According to a report released after hosting Axis Bank's CEO for investor discussions in the United States, global brokerage firm Jefferies indicates that Axis Bank holds a positive stance on its sustainable return on equity (ROE) of 18 per cent. The bank's strategic focus on enhancing its funding composition is predicted to lead to decreased volatility and improved net interest margins, making it an appealing choice among banking stocks.
The bank's attention is directed towards enhancing its funding mix by augmenting the share of retail deposits, encompassing term and savings deposits. This initiative aims to align Axis Bank with best-in-class peers. The report highlights the bank's approach of fostering better customer experiences, reorienting branch staff, emphasising corporate salary accounts, and boosting digital banking platforms.

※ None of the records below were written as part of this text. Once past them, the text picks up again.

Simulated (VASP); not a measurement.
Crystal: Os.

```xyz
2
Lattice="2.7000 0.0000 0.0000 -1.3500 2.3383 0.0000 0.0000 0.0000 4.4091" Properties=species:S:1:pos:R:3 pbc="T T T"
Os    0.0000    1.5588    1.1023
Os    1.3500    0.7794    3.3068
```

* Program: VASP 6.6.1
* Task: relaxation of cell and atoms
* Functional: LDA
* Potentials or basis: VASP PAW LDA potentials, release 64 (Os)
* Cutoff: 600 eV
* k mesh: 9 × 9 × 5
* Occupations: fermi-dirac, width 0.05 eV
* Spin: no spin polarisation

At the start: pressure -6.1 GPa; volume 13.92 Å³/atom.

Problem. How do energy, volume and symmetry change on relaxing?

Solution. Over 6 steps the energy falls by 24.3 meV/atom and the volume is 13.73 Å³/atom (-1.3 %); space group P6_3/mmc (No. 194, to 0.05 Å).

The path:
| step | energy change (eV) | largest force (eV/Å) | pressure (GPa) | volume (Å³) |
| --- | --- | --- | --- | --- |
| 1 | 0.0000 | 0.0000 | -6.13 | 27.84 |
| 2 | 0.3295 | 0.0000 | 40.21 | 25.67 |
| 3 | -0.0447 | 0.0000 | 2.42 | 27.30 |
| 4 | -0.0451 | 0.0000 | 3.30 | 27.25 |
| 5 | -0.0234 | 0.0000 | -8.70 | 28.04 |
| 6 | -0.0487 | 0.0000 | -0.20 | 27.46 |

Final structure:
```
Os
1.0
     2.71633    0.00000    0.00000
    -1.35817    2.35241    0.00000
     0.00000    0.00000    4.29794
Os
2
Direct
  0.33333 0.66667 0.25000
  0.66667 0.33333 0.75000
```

Although the transformation of the funding mix and a reduction in funding costs may span over 18-24 months, the rise in the proportion of retail funds over the past year has already positively impacted outflow rates, now comparable to those of larger banks. This development has in turn facilitated loan growth.
Axis Bank's management is confident that the credit growth for the banking sector can be sustained at around 12-13 per cent, while the bank itself can achieve a growth rate 4-5 percentage points higher, ranging from 16-19 per cent.
Jefferies underscores the improved pricing environment in corporate lending, which benefits Axis Bank by enhancing its scope of participation. While there's some uptick in the capex cycle, banks and promoters remain cautious about extensive capital expenditure.
Reiterating the bank's strong financial position, the management confirmed that capital raising is unnecessary, given the Common Equity Tier-1 Capital Adequacy Ratio (CET-1 CAR) of 14 per cent and an annualised ROE of 19 per cent for the fiscal year 10FY24.
Jefferies anticipates a 16 per cent Compound Annual Growth Rate (CAGR) in profits for the bank from FY23 to FY26, with an ROE of 18 per cent. The report notes that most of the impact of rising funding costs has been absorbed by earnings, and an enhanced funding mix could have a constructive influence on Net Interest Margin (NIM) and Return on Assets (ROA).
Valuing Axis Bank at 18 times the 12-month forward adjusted Price-to-Book (PB) ratio, Jefferies finds this to be an attractive proposition (with a 25 per cent discount compared to ICICI Bank and HDFC Bank). Thus, the report designates Axis Bank as a top pick in the financial sector, awarding it a "buy" rating along with a price target of Rs 1,200. As of now, Axis Bank's shares are trading at a slight dip of 0.92 per cent at Rs 981.10 on the Bombay Stock Exchange (BSE) at 10.20 am. This year, the shares have surged nearly 40 per cent.